Everyone recognises the importance of good requirements writing. Good requirements must be written in such a way as to be clear and unambiguous to all readers. Explicit requirements require fewer review cycles to achieve approval.

Requirements that are vague are open to interpretation by stakeholders. It’s easy for such phrases to creep in when defining requirements but they are risky and will inevitably lead to confusion, wasted effort and rework. For Example:

“Flexible”. The business’s definition of flexible and the developer’s definition of flexible might not be compatible so be SPECIFIC about the actual variables. Requirements must say exactly what is needed by the business. Specific requirements must be clear, simple, consistent and at an appropriate level of detail.
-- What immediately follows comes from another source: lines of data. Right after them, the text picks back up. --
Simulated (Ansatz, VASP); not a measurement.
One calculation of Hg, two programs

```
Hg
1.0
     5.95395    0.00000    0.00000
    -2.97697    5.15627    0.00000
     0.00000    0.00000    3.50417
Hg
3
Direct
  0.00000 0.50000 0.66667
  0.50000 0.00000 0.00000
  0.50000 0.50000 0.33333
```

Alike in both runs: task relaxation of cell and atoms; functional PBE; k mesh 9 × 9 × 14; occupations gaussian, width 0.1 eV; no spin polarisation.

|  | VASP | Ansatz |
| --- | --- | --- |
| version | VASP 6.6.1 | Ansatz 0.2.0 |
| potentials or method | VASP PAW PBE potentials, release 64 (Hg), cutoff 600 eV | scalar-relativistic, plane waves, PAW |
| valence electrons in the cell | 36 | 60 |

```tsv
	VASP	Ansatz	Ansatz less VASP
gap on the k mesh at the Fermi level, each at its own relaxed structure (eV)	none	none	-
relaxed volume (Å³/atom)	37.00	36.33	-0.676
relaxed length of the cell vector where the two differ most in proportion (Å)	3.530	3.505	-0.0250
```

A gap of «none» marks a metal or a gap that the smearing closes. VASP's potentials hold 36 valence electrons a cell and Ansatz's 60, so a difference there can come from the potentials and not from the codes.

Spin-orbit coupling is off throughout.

“Some”, “Several” or “Many”. State a specific value, or provide the minimum and maximum limits, this will help to clarify exactly what you want in terms that everyone can understand. Requirements must be MEASURABLE, it must be possible once the system has been developed, to verify that the requirement has been met.

“Better”, “Faster”. In the context of your requirements, quantify how much better or faster constitutes a satisfactory improvement, this will help you ensure the requirement can be ACHIEVABLE within the constraints of the project and existing systems. If you can, sound out your requirements with a developer to ensure feasibility.

“Etc.”, “Such as” or “So on”. Be explicit about what happens next. Don’t let people guess the next steps as this could lead to various incorrect outcomes for your requirements. Requirements must always stay RELEVANT, you must be able to connect a requirement back to the overall business objective.

“Acceptable”,” Adequate”. Define the acceptance criteria, ensure that there is a statement or statements that can be used to determine a pass or fail result for each requirement. In other words it must be possible to design a TEST or come up with a means to determine if a solution has met the requirement.

Such ambiguous phrases should signal that requirements are incomplete and need further clarification with the stakeholders.

At Be Positive we use the SMART (Specific, Measurable, Achievable, Relevant and Testable) acronym to help avoid some of these troublesome phrases.

If you stick to writing SMART requirements you should find that you avoid ambiguous phrases naturally. But just to be safe, an effective check for ambiguous phrases is to consider your requirements from the perspective of a Tester. If you can’t envision a test that would determine whether or not a requirement has been met, you need to be more specific.

Ambiguous phrases must be corrected at the earliest point in the solution delivery lifecycle (defect avoidance costs much less to resolve than defects identified in subsequent phases of the solution delivery lifecycle).